"I think I'm in danger of repeating myself here," said Kenny Dalglish when asked one question too many about his team's failure to break down a stubborn Stoke City side.
Over 44,000 Liverpudlians might have thought something similar after seeing their team's seventh draw in 11 league matches at Anfield this season.
Liverpool may rank alongside Manchester City as one of only two teams unbeaten at home in the 2011-12 Premier League but where City have accrued 30 points, for the Merseysiders the figure is 19 – fewer than all six teams above them.
Jose Enrique, one of their brighter performers on Saturday, acknowledged that this home discomfort was damaging Liverpool's Champions League qualification prospects. "If we start to take our chances then we can be in the top four, but if we don't then we will make it more difficult for ourselves," he said. This latest disappointment was down to a worrying lack of creativity. Besides a late free header missed by Dirk Kuyt, there was little serious threat to Stoke's goal.

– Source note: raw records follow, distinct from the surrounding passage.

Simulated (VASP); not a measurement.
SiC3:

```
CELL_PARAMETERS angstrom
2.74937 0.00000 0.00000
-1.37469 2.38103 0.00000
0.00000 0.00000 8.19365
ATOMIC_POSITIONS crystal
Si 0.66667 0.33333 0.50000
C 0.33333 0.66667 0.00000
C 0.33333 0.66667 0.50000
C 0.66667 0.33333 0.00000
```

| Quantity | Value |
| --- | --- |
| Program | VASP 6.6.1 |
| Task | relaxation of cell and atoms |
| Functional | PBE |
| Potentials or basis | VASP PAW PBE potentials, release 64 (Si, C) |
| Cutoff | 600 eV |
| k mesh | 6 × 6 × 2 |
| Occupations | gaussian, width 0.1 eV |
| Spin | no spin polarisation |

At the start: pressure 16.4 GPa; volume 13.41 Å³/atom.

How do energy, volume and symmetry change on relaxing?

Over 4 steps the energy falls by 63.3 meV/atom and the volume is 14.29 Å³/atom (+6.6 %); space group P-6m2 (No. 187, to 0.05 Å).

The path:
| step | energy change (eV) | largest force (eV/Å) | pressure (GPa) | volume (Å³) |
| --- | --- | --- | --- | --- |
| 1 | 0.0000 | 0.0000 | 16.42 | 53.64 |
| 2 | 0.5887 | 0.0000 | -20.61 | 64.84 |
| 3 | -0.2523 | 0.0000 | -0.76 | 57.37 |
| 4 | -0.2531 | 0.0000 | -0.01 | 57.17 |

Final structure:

On the weekend when Liverpool's managing director, Ian Ayre, both in a BBC interview and the match program, conceded that their handling of the Luis Suarez affair had damaged people's "perception" of the club, the on-field consequences of that case were only too evident: Liverpool desperately lacked the spark of the suspended Suarez, who may miss opportunities but also creates them. Stoke's manager, Tony Pulis, who saw him score twice at the Britannia in the Carling Cup in October, admitted: "I could not have picked a better player for us not to play against than Suarez."
In his absence, Kuyt led the line, supported by Jordan Henderson and Stewart Downing, but they toiled against a Stoke side who flooded the midfield and defended resolutely. Andy Carroll's introduction for the last half-hour made things more interesting, if only for the fact Stoke risked conceding a penalty when first Robert Huth, then Ryan Shawcross grappled with him at corners, but the referee, Howard Webb, ignored the Kop's loud appeals.
"It is difficult to understand when they [the match officials] talk to the players and explain something to them and they commit the same [offence] immediately after it," said Dalglish, though he acknowledged his team's failings first and foremost. "We have got to be more creative and the deliveries into the box have got to be a lot better than they were."
Stoke's physical approach may infuriate opponents but they had every right to celebrate a point at a ground where they have never won in 49 top-flight visits. Pulis's team sits eighth in the table, having lost just one of their last nine League outings, but the Welshman is not getting carried away. "This is only our fourth year in the Premier League and we shouldn't lose sight of that. The aim is to get to 40 points as quickly as we can and then push on from there."